FIG. 7 illustrates a block diagram of an embodiment of a computing system 700. One or more of the agents 102 of FIG. 1 may comprise one or more components of the computing system 700. Also, various components of the system 700 include logic 160 as illustrated in FIG. 7. However, logic 160 may be provided in locations throughout the system 700, including or excluding those illustrated. For example, logic 160 can be provided inside of memory 712 and at the interface of memory 712, or other blocks. Hence, logic 160 can be placed wherever data value(s) need to be parked. The computing system 700 includes one or more central processing unit(s) (CPUs) 702 (collectively referred to herein as “processors 702” or more generically “processor 702”) coupled to an interconnection network (or bus) 704. The operations discussed with reference to FIGS. 1-6 can be performed by one or more components of the system 700.


The processors 702 can be any type of processor such as a general purpose processor, a network processor (which processes data communicated over a computer network 705), etc. (including a reduced instruction set computer (RISC) processor or a complex instruction set computer (CISC)). Moreover, the processors 702 has a single or multiple core design. The processors 702 with a multiple core design integrate different types of processor cores on the same integrated circuit (IC) die. Also, the processors 702 with a multiple core design can be implemented as symmetrical or asymmetrical multiprocessors.


The processor 702 include one or more caches, which are private and/or shared in various embodiments. Generally, a cache stores data corresponding to original data stored elsewhere or computed earlier. To reduce memory access latency, once data is stored in a cache, future use can be made by accessing a cached copy rather than prefetching or recomputing the original data. The cache(s) can be any type of cache, such a level 1 (L1) cache, a level 2 (L2) cache, a level 3 (L3), a mid-level cache, a last level cache (LLC), etc. to store electronic data (e.g., including instructions) that is utilized by one or more components of the system 700. Additionally, such cache(s) can be located in various locations (e.g., inside other components to the computing systems discussed herein.

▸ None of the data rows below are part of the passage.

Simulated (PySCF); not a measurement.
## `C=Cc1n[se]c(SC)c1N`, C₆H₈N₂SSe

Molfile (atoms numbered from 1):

A chipset 706 can additionally be coupled to the interconnection network 704. Further, the chipset 706 includes a graphics memory control hub (GMCH) 708. The GMCH 708 includes a memory controller 710 that is coupled to a memory 712. The memory 712 stores data, e.g., including sequences of instructions that are executed by the processor 702, or any other device in communication with components of the computing system 700. Also, in one embodiment, the memory 712 includes one or more volatile storage (or memory) devices such as random access memory (RAM), dynamic RAM (DRAM), synchronous DRAM (SDRAM), static RAM (SRAM), etc. Nonvolatile memory can also be utilized such as a hard disk. Additional devices can be coupled to the interconnection network 704, such as multiple processors and/or multiple system memories.


The GMCH 708 further includes a graphics interface 714 coupled to a display device 716 (e.g., via a graphics accelerator in an embodiment). In one embodiment, the graphics interface 714 is coupled to the display device 716 via an Accelerated Graphics Port (AGP) or Peripheral Component Interconnect (PCI) (or PCI express (PCIe) interface). In an embodiment, the display device 716 (such as a flat panel display) is coupled to the graphics interface 714 through, for example, a signal converter that translates a digital representation of an image stored in a storage device such as video memory or system memory (e.g., memory 712) into display signals that are interpreted and displayed by the display 716.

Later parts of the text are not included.